Pastor Loehe died on 2 January 1872 at age 63. Following the traditional custom of the church of regarding what the world calls the date of death as the date of birth to eternity (dies natalis) and commemorating its great models on those dates, our beloved synod commemorates him to-day.
I don't have a single profound thing to say about him. But he's right up there with Robert Barnes and CFW Walther on my list of Lutheran heroes. From what I can tell, I just gotta like this guy.
For one thing, his wife died after six years of marriage and he had four kids to raise by himself. I get that. Same thing happened to me after four years of marriage and two kids. Check.
But that's not all. Like me, he was a convert. Check.
He was real taken with our Confessions, and, like people like that tend to be, was real taken with Lutheran liturgy, especially the mass, and making it central to parish life. Check.
He had a real concern to get this message out, not just get a message out, get this message out. Check. To the extent that some saw him as a little too rough, too combative, and too conservative. Check, double check, and a hell yes.
This also seems to have run him afoul of church trends. Check.

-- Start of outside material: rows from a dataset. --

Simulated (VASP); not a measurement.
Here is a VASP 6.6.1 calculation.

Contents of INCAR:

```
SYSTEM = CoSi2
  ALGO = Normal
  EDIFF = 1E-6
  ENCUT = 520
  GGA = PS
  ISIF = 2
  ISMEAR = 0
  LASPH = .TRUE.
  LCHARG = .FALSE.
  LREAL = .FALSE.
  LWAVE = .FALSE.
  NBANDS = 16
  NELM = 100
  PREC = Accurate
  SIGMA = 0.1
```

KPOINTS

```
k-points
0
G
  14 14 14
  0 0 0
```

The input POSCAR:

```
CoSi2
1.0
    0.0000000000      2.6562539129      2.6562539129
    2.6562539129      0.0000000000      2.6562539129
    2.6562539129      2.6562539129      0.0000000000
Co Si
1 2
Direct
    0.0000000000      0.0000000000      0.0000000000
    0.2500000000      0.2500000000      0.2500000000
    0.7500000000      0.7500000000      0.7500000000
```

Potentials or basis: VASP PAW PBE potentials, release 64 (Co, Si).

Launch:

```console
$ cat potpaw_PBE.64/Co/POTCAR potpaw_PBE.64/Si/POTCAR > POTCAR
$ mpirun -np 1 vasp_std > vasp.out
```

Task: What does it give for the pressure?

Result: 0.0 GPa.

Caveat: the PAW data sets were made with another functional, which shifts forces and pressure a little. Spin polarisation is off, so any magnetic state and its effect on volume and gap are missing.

Yet he also had a concrete concern for physical as well as spiritual needs, not always found along with "conservatives". Check.
He was Bavarian. Well, sorta kinda. He was actually Franconian, however, Franconia (Franken) has been part of Bavaria since 1803 as Napoleon broke up the Holy Roman Empire, and King Ludwig of Bavaria re-established the old name in 1837, yet it remains a distinct cultural entity from historic Bavaria (Atlbayern). Loehe was born in Fuerth, Middle Franconia (Mittelfranken) and was stuck by his church body in the little town of Neuendettelsau in the same region. Check -- hell, I'm not even German however I grew up in Minnesota and ended up at a university sponsored by a Benedictine abbey founded out of Abtei Metten in Bavaria with money from King Ludwig himself, with German still commonly heard at the time I was there.
But the big deal about him is not at all just that I like him. Confessional Lutheranism is always under threat of being watered down, and often from church bodies with "Lutheran" in the name or history. Happened to Loehe, happens to us. But when this guy's church body headed down a revisionist, unionist path, and banished him to the hinterlands for not being with it, he promoted liturgy and works of service with such a passion that its results endure over a century later on every inhabited continent. Which is encouragement to those in his position now, even in the very synod he helped start here. And yeah, I just gotta like the guy and it encourages me to find people like him, confessionally regardless of background, behind our beloved synod and makes me feel at home.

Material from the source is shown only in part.